Our research also uncovered parts of the UK where a mortgage doesn’t have to over-stretch your finances.
Below average house prices in Birmingham and Manchester, and relatively higher wages, mean that buyers can still enjoy the buzz of the big city without paying a London premium.
Someone earning £28,107 per year in Birmingham, or a couple on £56,214, would only need to borrow 3.56 times their salary to secure a typical house of £235,681. In Manchester, it’s 3.77 times the average salary for a £235,650 home.
Edinburgh and Glasgow are also relatively affordable, as are major cities such as Liverpool, Newcastle and Leeds.
But some of the best bargains to be found are in the North of England and Scotland, as this table of the most affordable areas shows.
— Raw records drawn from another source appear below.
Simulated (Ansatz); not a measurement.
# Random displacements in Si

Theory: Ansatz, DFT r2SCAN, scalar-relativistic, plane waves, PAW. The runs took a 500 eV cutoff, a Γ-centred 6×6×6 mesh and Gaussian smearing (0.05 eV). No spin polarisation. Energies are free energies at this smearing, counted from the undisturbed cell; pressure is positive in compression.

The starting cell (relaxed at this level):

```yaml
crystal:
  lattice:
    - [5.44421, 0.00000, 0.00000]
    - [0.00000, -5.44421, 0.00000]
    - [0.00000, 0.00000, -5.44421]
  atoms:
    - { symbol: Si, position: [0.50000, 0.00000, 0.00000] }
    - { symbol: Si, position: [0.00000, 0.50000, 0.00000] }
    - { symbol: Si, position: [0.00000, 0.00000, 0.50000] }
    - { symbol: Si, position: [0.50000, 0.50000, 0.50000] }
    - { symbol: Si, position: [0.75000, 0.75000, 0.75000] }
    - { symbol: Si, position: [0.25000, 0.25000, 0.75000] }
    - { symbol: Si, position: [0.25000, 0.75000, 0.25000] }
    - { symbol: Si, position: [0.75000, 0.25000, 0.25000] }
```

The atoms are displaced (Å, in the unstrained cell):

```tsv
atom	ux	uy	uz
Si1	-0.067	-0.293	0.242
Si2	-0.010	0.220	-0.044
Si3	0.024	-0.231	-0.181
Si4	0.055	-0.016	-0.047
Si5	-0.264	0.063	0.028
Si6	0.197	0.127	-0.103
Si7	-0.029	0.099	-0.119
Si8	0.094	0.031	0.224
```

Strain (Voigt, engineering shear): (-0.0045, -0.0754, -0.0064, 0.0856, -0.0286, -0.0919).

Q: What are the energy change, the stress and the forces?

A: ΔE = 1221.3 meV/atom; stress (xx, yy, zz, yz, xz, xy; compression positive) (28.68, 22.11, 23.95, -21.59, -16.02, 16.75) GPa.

Experts believe we won’t see the frenzied activity of last year. House prices are set to rise at around 3%, rather than the 6.6% reported at the end of September 2021.
Our figures show that many first-time buyers are being squeezed out of the cities where they grew up or work, which can have wider repercussions for local economies.
New mortgage products, such as those offering seven times a person’s salary, could help more people to secure their first home but it’s important to remember the regulations haven’t changed and they’ll still need to meet strict lending requirements.
As always, it comes down to an individual’s circumstances and risk, and lenders and brokers must still put strict affordability checks in place to ensure borrowers can still meet their repayments, even if their finances change.